Growing up, movies taught us that being popular in high school wasn’t all it’s cracked up to be. The nerds and losers in Mean Girls, Sixteen Candles and Superbad may have gotten picked on, but they always got their happy ending and the assurance that one day they would grow up to be smarter, wealthier and happier than the cool kids. Now, research suggests that the revenge of the nerds is no longer a pipe dream: popular teens are more likely to have problems later in life.
A new decade-long study published Thursday in the journal Child Development found that people who tried to act “cool” in early adolescence were more likely to have issues with drugs, their social lives and criminal activity later in life.
Researchers at the University of Virginia gathered information from 184 teens, their peers and their families for ten years, beginning at age 13. The participants in the study all attended public school in either suburban or urban areas in the southeastern United States and came from a variety of racial and socio-economic backgrounds.
Teens who were considered cool at 13 tended to take part in delinquent behavior, engage in sexual activity earlier than their peers and placed a premium on hanging out with physically attractive people—you know, just like Regina George. But by the age of 22 these once-cool kids had fallen from social grace. Their peers rated them as less competent when it came to managing social relationships than others. The formerly popular youngsters were also more likely to become alcoholics, drug addicts and criminals.

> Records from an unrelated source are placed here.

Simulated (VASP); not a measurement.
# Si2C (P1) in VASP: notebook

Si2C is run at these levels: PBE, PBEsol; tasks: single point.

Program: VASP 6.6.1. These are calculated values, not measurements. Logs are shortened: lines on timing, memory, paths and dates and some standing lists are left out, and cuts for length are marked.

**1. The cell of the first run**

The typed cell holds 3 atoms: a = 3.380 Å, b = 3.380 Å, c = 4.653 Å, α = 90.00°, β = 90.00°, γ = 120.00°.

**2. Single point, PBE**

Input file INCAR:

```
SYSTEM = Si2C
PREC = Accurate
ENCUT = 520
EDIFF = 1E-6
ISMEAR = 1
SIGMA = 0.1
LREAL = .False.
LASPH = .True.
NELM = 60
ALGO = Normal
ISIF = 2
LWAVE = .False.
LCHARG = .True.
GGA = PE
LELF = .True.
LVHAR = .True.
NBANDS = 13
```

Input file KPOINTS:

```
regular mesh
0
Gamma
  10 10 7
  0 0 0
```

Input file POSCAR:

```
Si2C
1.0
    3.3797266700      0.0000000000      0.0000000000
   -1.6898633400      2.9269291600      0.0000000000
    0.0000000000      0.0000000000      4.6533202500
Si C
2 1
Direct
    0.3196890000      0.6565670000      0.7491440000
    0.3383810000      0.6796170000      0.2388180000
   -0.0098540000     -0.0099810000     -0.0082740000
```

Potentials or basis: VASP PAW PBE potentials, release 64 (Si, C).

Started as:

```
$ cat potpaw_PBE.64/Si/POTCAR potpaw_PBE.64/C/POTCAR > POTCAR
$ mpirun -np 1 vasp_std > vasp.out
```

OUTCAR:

“It appears that while so-called cool teens’ behavior might have been linked to early popularity, over time, these teens needed more and more extreme behaviors to try to appear cool, at least to a subgroup of other teens,” says Joseph P. Allen, a professor of psychology at UVA who led the study. “So they became involved in more serious criminal behavior and alcohol and drug use as adolescence progressed.”
In other words, kids who are cool in seventh and eighth grade are so desperate to stay cool as young adults that they engage in unadvisable activities. The takeaway? Teens are better off when they don’t care about what other people think—as hard as that may be.